Stephen Malkmus - Face The Truth (Cover Artwork)

Stephen Malkmus

Face The Truth (2005)


I never really liked Pavement. Sure, I'd always feign appreciation for them for fear of losing face in front of my peers (the other music snobs), but the truth is they didn't ever impress me. Their sound just felt too disjointed, their lyrics didn't feel original or earnest or insightful, and I can vaguely remember on my first listen thinking that the singer sounded like an irritating variation of Travis Morrison. Of course, now I know that that singer was Stephen Malkmus…and that by a large part of the indie community, he's seen as a genius. So I briefly thought about how much better Elliott Smith albums were than Smith's first band Heatmiser…and I decided a chance for redemption was in order.

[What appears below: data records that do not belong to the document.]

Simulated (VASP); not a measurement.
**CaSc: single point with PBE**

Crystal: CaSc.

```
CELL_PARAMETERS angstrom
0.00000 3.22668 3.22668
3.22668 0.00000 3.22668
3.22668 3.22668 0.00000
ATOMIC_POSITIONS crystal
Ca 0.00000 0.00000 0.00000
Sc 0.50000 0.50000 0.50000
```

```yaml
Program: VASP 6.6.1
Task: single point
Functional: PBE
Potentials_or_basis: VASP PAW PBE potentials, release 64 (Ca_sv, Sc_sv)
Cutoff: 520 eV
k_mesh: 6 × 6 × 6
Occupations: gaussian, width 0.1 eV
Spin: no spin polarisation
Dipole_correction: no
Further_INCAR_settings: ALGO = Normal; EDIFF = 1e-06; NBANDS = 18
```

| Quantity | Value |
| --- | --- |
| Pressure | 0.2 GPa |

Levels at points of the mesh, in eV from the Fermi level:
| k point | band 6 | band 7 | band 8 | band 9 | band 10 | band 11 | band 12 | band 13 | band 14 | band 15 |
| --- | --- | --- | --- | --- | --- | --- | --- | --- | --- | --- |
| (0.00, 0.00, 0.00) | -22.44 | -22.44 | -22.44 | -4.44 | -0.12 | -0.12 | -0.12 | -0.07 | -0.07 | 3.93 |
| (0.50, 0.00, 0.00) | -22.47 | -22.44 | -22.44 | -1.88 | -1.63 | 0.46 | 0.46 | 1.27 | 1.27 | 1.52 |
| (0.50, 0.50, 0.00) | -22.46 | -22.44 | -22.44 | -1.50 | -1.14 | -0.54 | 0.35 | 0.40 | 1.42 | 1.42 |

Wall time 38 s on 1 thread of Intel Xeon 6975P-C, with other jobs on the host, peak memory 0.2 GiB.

Malkmus' third solo album Face The Truth certainly isn't quite on the level of anything Elliott Smith (or really even in the same area of sound), but quality, it certainly is. Apparently, since Pavement disbanded and the time after his other solo releases Malkmus made a very important discovery: the synthesizer. Imagine my surprise when instead of softly plucked guitar chords I was greeted with a bouncy piano synth and a crashing, mechanical drum roll.

But don't pout and moan just yet; Malkmus hasn't converted all the way over to synth-pop. He still manages to throw a number of folk instruments (guitar, sitar, banjo and God knows what else…) into the mix. The diversity with the range of sounds gives us energized, danceable synth / electric guitar-mixed songs like the opener "Pencil Rot" and more deliberate tunes like "It Kills" and "Post-Paint Boy." While many artists before him relied on the traditional instruments on their solo releases, Malkmus' almost excessive use of the synthesizer makes Face The Truth all the more exciting.

Malkmus hasn't matured much lyrically since his Pavement days (surprising considering he's a father now) but this time around his boyish charms shine through. Face The Truth will have you admiring the orchestration just as much as it will have you admiring Malkmus' sometimes asinine delivery and his way with words. It's far from an instant classic (there's a few drag-along tracks in the middle of the disc), but if you've been following Malkmus throughout his career in music, chances are you'll dig Face The Truth too.